Monday, June 9, 2014

Walter Scott Jr. Observation Tower


Life is generous, it seems, with chances to face your fears. Today it is the Observation Tower you visit before heading home from the family reunion (full of activities and conversations and time and food together, quieted by goodbyes and memories and the things you still want to know.) The fear is small. It does not keep you up at night, but it shows up on days like today.

You are the last one up, partly because you took a few pictures, but also because the farther up you go the sicker you feel. You have been higher than this, many times, but a mountain under you feels different than this thing that is simply up, that is so transparent, so vulnerable, so naked. It is nerve-wracking like a bridge—too many coulds flowing through the structure, too much swaying, too much noise.

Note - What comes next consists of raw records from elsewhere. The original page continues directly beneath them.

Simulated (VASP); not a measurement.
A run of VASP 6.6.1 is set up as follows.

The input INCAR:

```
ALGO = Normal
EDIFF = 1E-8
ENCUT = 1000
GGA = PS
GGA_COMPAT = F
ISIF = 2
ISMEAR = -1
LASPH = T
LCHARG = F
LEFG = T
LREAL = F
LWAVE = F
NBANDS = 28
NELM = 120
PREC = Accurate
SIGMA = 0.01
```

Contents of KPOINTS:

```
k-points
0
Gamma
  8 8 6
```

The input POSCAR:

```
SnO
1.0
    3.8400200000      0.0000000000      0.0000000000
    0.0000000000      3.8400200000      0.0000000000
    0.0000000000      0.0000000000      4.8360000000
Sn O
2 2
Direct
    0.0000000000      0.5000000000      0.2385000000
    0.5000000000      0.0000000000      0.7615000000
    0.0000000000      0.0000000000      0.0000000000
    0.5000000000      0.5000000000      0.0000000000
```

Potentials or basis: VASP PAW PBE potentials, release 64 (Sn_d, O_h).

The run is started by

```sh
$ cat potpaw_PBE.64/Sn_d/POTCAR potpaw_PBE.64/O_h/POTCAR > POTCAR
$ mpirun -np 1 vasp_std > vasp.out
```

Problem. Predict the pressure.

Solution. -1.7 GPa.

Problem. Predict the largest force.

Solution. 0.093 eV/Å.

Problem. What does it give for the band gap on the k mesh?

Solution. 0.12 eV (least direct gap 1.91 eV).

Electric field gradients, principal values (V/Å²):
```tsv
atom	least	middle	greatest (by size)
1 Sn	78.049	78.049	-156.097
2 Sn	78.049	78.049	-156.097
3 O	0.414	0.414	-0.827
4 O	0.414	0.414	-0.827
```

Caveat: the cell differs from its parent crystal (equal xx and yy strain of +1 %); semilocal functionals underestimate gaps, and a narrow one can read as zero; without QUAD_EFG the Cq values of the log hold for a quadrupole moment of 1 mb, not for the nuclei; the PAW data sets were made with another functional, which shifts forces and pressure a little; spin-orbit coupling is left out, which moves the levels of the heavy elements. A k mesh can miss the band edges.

Halfway up you stop yourself for the view. Everyone else is at the top—running, banging around a little, calling down. You could stop right here, it wouldn’t be a big deal. But passing up a chance to go to the top because you are uncomfortable—that’s something you promised yourself you were done with. So you take yourself all the way up to the top. You admit to everyone that you don’t like heights very much and try to leave it at that. This is not the kind of fear to share with people who are enjoying the view.

And the view, yes—the hazy far away, the closer treetops, the green new and mature, shadowed and lit. The air, yes. Even the swaying, yes—all of it yes. You did not turn away.






Coming down is easier. You are still quieted, still full. You still lag behind the others, but now it is not because of fear. Now it really is the beauty that slows you down, so much easier to see.